Now that the dates for the Apple Worldwide Developer Conference have been announced
, the countdown for the new iPhone will probably begin in earnest, barring any unexpected acceleration in the release schedule
due to the Gizmodogate drama. The advance information for the yearly event is all heavily iPhone based, promting one observer to assert that we won't see an update to Snow Leopard this year.
Apple announced that the theme for this year's WWDC, which will be held at San Francisco's Moscone Center from June 7th through the 11th, is "The Center of the App Universe," indicating a focus on the iPhone OS. Given that the keynote speech on opening day has historically featured an announcement of a next-generation iPhone, and that the updated iPhone OS is expected "sometime this summer," it's unsurprising that Apple is choosing to emphasize its mobile ecosystem, which now consists of the iPod touch, the iPhone and the iPad. As the number of iPhone OS devices nears 100 million
, Apple is clearly putting the platform at the center of its future plans and encouraging developers to jump in to iPhone OS 4. “This year’s WWDC offers developers in-depth sessions and hands-on working labs to learn more about iPhone OS 4, the world’s most advanced mobile operating system,” Apple’s senior vice president of iPhone Software, Scott Forstall, wrote in the Apple press release announcing the conference
. “WWDC provides a unique opportunity for developers to work side-by-side with Apple engineers and interface designers to make their iPhone and iPad apps even better.”

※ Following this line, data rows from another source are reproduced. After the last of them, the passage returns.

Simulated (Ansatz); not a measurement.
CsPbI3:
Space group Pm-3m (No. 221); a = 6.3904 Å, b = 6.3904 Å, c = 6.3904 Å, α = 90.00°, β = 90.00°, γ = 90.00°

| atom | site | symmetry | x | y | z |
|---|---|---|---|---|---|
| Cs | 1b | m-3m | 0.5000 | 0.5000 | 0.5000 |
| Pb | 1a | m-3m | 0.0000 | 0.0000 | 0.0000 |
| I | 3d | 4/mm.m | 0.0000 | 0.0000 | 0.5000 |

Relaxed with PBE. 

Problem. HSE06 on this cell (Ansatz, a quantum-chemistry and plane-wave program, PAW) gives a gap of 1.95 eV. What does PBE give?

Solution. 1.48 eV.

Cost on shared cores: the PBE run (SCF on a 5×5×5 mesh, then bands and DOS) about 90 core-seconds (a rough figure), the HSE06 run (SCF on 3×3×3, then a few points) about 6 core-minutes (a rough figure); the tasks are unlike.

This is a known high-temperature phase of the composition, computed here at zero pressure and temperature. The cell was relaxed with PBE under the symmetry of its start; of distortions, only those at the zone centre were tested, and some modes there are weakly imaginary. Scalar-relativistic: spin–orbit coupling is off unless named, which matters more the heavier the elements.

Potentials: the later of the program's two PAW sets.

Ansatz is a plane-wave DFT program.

Conspicuous by its absence, though, is any mention of an update to Mac OS X. John Gruber, who had heard from his numerous Apple contacts back in January
that Apple was pushing to get Mac OS X 10.7 ready for the WWDC, revised his estimate
at the time of the iPhone OS 4 announcement, and now looks at the few OS X related sessions and concludes that we won't see an update
this year. Gruber says Apple is focused intensely on beating Android, writing that his souces have told him that "[a]nything that is not directly competitive with Android is on the back burner."